Troubleshooting multiple data center configurations
Use this information to troubleshoot multiple data center configurations, including linking between catalog service domains.
Before you begin
Procedure
- Problem: You must determine whether
data replication is synchronized across container servers and catalog
service domains.
Solution: Run the xscmd -c showReplicationState or xscmd.sh -c showDomainReplicationState command. These commands display information about the status of replication in the environment. For more information, see Monitoring with the xscmd utility.
- Problem: You must check which
catalog service domains are linked to your local catalog service domain.
Solution: Run the xscmd -c showLinkedDomains command. This command lists the foreign catalog service domains that are linking to the local catalog service domain.

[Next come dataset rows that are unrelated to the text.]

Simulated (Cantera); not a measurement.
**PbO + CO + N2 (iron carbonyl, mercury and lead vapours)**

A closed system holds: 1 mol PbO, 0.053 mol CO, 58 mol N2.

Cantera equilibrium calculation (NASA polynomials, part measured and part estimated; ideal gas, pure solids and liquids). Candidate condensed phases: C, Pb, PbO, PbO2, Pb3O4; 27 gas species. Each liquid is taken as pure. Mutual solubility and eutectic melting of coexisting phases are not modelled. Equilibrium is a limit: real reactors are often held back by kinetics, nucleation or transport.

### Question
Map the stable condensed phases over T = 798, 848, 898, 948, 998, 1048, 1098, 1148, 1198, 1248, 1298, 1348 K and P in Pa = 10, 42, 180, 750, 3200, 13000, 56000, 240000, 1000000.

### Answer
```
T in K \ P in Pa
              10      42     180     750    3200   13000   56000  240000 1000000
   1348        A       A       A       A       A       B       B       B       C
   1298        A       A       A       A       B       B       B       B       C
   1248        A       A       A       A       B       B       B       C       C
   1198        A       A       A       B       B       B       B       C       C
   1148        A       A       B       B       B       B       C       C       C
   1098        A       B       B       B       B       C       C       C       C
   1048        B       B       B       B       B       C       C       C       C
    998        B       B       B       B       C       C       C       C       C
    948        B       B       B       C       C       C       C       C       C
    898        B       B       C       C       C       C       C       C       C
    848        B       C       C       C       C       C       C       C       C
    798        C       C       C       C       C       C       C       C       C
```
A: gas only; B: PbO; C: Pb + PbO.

- Problem: You want to detect any
configuration problems with your primary shard links to catalog service
domains, without going through the entire output of the xscmd
-c showLinkedPrimaries command. Solution: Use the -hc or the --linkHealthCheck option with this command. For example, xscmd -c showLinkedPrimaries -hc or xscmd -c showLinkedPrimaries --linkHealthCheck. The command verifies that the primary shards have the appropriate number of catalog service domain links. The command lists any primary shards that have the wrong number of links. If they are all linked correctly (for example, your domain is linked to 1 other domain, then all of the individual primary shards are expected to have 1 link), you get a message that indicates they are linked:
CWXSI0092I: All primary shards for {0} data grid and {1} map set have the correct number of links to foreign primary shards.
If you discover problems, try some of the following possible solutions:- Review your network and firewall settings to ensure that the servers that are hosting container servers in the domains can communicate with each other.
- Review the SystemOut and FFDC logs for the primary shards with the incorrect links for more specific error messages.
- Close and re-establish the link between the domains.
- Problem: Data is missing in one or more catalog
service domains. For example, you might run the xscmd -c
establishLink command. When you look at the data for each
linked catalog service domain, the data looks different, for example
from the xscmd -c showMapSizes command.
Solution: You can troubleshoot this problem with the xscmd -c showLinkedPrimaries command. This command prints each primary shard, and including which foreign primaries are linked.
In the described scenario, you might discover from running the xscmd -c showLinkedPrimaries command that the first catalog service domain primary shards are linked to the second catalog service domain primary shards, but the second catalog service domain does not have links to the first catalog service domain. You might consider rerunning the xscmd -c establishLink command from the second catalog service domain to the first catalog service domain.
- Problem: The catalog service domains are not replicating
data. The output of the command showMapsizes or showDomainReplicationState do
not match between the catalog service domains as expected. The command showLinkedPrimaries shows
links in the recovery state instead of the online state.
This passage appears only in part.